On Destroying Buildings

The strategy against buildings can be neither destructive nor constructive. To participate in either of these methods would be to reduce oneself to the universal dialectic instituted by architecture of building/non-building, inside/outside. Physically destroying the building is a speech act in the discourse of buildings. Therefore, the terrorism to be waged against the building is beyond the universal dialectic and its practice of violence. The new terrorism is not productive and nothing new must be formed or made. The revolutionary has a simple, but difficult, task: relearning how to traverse spaces. Since the building stands for the appropriation of subjectivities, the only mode of being against this appropriation is the exercise of subjectivity through space. This process finally puts an end to the nausea of the building, but must be constantly reaffirmed, recognized, and re-established. For all of history, spaces have determined subjectivity, but now the transcendence of this hierarchy must be realized through the subjective determination of space.

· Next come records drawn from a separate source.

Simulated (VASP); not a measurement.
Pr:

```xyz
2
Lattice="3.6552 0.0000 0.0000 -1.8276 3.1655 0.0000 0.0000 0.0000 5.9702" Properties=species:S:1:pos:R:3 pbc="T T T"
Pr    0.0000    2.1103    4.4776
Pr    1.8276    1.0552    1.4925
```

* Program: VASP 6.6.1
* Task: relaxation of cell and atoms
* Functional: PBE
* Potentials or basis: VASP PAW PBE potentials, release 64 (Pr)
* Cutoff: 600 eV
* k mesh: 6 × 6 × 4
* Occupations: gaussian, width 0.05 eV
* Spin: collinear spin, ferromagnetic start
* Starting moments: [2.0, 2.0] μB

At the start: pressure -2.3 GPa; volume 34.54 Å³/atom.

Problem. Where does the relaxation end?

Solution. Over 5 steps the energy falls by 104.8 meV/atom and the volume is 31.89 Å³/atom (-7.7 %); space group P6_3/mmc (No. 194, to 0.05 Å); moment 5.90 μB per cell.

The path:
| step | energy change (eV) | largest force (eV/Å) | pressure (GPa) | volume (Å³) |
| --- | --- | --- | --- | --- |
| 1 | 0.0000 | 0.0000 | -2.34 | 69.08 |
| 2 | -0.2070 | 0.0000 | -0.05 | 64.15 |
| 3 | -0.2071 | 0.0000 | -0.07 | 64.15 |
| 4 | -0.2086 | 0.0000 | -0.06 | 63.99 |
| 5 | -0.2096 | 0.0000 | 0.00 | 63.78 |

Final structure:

We will call the expression of subjectivity through/in/as space a subject-space. Subject-spaces are direct responses to the dual-colonization of space as concrete and liquid. Geographical and mental spaces encounter the unremitting conquest of desks, advertisements, chalkboards, highways, screens, restaurants, flowers, radios, and sewers. Concrete colonization is the physical dominance of the object on the subject, while liquid colonization is the extension of an object through a subject. Where will we find the subject-space? Only in resistances to spaces of liquid colonization. To revolt against the concrete would return the subject to the destructive/constructive dialectic of the building and only further ingrain her. Liquid spaces are ripe with the intensities of subjectivity and must be subverted. Reclaim space to reclaim your-self.

On the Aesthetics of Subject-Spaces

The spontaneous creation of subject-spaces requires new architectures that facilitate the free flows of desire through liquid spaces. This unique aesthetic must exist outside of presence, material, domination, and colonization. It will call for a new conception of the room and even the most functional of everyday living spaces will be transformed without remorse. Architecture will be liberated as an art and the grand narrative of the architect (supported by the capitalist and politician) will be obliterated. Picture a whole city of people wandering the landscape transforming spaces as they go: Fourier without the communal localization of the phalanx. Every subject-space is a small pool of imagination reaching toward infinity.